If you think all-season tires are as effective as those specifically designed to handle snow and ice; think again. “All-season” tires have been around since the introduction of the Goodyear Tiempo all-season tire in 1977. Today, all-season tires are found on nearly every new vehicle sold in the U.S., and they account for the vast majority of replacement tires.
Although all-season tires are purportedly as safe and effective as tires designed specifically for driving on snow and ice, the fact is they lack the traction of snow tires.
In December of 2011, Popular Mechanics conducted a head-to-head comparison of all-season and snow tires on the icy roads of northern Minnesota. The test was conducted at the Automotive Enviro Testing in Baudette, Minnesota which serves as the winter testing ground for many large automakers. In addition to comparing all-season and snow tires, researchers also tested the widely-held belief that all-wheel-drive is a suitable substitute for snow tires.
Researchers compared the acceleration, hill climbing, braking and turning ability of a front-wheel drive 2011 four-cylinder Chevrolet Equinox and an otherwise identical all-wheel-drive model. Both vehicles subjected to numerous tests – first with Goodyear all-season tires and then with Goodyear snow tires. The same driver performed all of the test drives and data was collected using the industry standard VBOX data logger.
Popular Mechanics found that, “In a contest between all-season and winter tires driven on snow and ice, the latter won the day. Although the year-round rubber performed admirably, it’s clear in all situations that with either FWD or AWD there’s a substantial advantage to having proper rubber under you. The results were especially striking during braking and cornering, when snow tires improved performance by up to 5 percent and 20 percent, respectively.”
It also provided some basic guidelines concerning all-season and snow tires.
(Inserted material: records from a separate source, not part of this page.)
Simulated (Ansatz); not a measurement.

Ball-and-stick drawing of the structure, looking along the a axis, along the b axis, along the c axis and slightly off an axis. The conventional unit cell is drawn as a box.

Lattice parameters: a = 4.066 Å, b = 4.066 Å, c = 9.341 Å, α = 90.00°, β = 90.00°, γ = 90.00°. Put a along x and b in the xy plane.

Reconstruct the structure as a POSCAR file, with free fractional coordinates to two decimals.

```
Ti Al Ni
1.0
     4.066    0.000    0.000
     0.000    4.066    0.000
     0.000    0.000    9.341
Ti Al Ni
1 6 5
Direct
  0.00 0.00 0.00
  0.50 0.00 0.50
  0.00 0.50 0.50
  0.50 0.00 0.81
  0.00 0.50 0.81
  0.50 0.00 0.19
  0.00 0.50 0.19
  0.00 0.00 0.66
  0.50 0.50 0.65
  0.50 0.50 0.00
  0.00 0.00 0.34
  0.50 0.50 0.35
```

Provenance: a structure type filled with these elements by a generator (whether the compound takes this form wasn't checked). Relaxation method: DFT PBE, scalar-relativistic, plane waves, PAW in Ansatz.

Basically, if you live in an area that typically receives moderate to substantial amounts of snow and ice over the course of the year, investing in a set of four snow tires makes sense. Trying to get by with only two snow tires mounted on the drive wheels can cause your vehicle to handle unpredictably. As with all-season tires, proper inflation is essential in order for your snow tires to perform properly.
Snow tires are made from a softer rubber and wear faster than all-season tires in warmer temperatures, so they should only be used from around Thanksgiving to around Eastertime. To reduce oxidation when your snow tires are not in use, store them in black plastic in a cool, dry area.
If the expense of investing in snow tires seems excessive, remember by swapping out your all-season tires for part of the year, you’re actually prolonging their useful life.